Additional Photos Below

AFTER THE PARTY

A LOBSTER BAKE is a messy meal, and most people don't want to deal with the clean-up. Courtney MacIsaac of Maine Lobster Bake Co. composts all the waste from her lobster bakes. On Peaks Island, any leftover food goes to the local pigs, while strawberry tops and corn husks go to the horses. On the mainland, she takes the waste to Alewives Farm, including compostable plates and bowls. The rubber bands are taken off the lobster claws before they go into the cooker, and MacIsaac gives them back to her lobstermen so they can reuse them.

MORE INFO

YOU CAN FIND contact information for companies that put on lobster bakes, including the ones mentioned in this column, at lobsterfrommaine.com/lobster-bakes.aspx.

Wolfe's Neck Farm in Freeport is also throwing weekly lobster bakes this summer that are open to the public. For more information, go to

wolfesneckfarm.org

.

People carry around a lot of romantic notions about Maine that aren't necessarily so.

All of our from-away friends think we live right next to lighthouses, for example. They think we know Stephen King personally. And when we want lobster, we gather all our friends and family for a merry party at the beach, like the Maine version of a Target commercial, and throw a lobster bake over an open fire.

Yeah, right.

If only they knew that most modern lobster bakes are thrown by caterers in our own backyards, using metal steamers instead of stones and wood fires, and salt instead of seaweed layered between the lobster and the clams and the corn, to give the food smoky, briny touches of flavor.

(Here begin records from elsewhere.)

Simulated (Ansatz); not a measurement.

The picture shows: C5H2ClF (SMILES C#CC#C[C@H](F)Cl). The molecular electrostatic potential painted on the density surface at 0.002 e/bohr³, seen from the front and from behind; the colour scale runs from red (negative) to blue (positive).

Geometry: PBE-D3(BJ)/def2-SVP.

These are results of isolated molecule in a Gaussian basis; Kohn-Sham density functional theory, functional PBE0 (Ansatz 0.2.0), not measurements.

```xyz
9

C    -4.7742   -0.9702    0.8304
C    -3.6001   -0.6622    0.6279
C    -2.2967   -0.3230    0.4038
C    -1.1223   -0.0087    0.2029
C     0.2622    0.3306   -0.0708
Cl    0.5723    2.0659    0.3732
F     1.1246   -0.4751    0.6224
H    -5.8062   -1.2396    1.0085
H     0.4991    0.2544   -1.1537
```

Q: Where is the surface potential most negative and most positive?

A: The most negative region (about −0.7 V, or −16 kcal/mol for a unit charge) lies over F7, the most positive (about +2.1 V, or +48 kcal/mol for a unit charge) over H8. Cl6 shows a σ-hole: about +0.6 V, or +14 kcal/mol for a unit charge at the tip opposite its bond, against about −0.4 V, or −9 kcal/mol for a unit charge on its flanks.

No fire permits necessary.

Sandy Oliver, a food historian who lives on Isleboro, says she's willing to bet that in every Maine coastal town there's still two or three people who are known for throwing a lobster bake the old-fashioned way, but most people just don't want to go to the trouble anymore.

"It's very labor-intensive," she said. "You're hauling rocks, you're hauling wood, and you have to go out and harvest seaweed and haul that to wherever it is you're going to have this bake. You could have it in somebody's field. It doesn't have to be at the beach."

Lexi Schaffer, who works at Foster's Downeast Clambake in York Harbor, said the business has been getting a lot of calls this summer, for some reason, from people asking about traditional or open-pit lobster bakes right on the beach. When she tells callers they're just a mile from the beach, they usually book anyway and have a good time.

"It's been a little while since we've done one directly on the beach," she said. "We do cater on the beach, but cooking with permits and everything, it's become kind of difficult."

If it's the menu and not the venue that makes a Maine lobster bake authentic, most caterers offer a traditional version of the meal that includes lobster, clams, corn, potatoes and some kind of dessert -- usually something with Maine blueberries.

Back in the day, a traditional one-pot lobster bake also included eggs. When the eggs were done, you knew the lobster was ready too. And at some point, people started throwing in hot dogs.

These days, you can get lots of extras that give the lobster bake a more modern twist.

"Everyone has their own opinion about how to do a lobster bake," said Courtney MacIsaac, owner of the Maine LobsterBake Co., who caters a lot of corporate events, weddings and rehearsal dinners. "I have so many people that work with me, and everybody's always trying to improve it and say 'do it this way, do it that way.' That's what makes it fun."

This year, she said, the trend has been for customers to ask for something very traditional. MacIsaac includes clam chowder on her menu, and customers can substitute Bangs Island mussels for clams. She also serves watermelon slices and a choice of strawberry shortcake or blueberry cake made from her mother's recipe. She offers traditional cole slaw, but also a tomato cucumber dill salad and a kelp salad.

"This year, 97 percent of the people want clams," MacIsaac said. "Not everybody eats the clams, either. Usually about 95 percent of the people at the party eat mussels, and only about 60 percent eat the clams."

MacIsaac also offers lots of other add-ons, such as smoked seafood platters, cheese platters, shrimp with a green chili pesto, goat cheese roulades and caprese salad skewers.

(Continued on page 2)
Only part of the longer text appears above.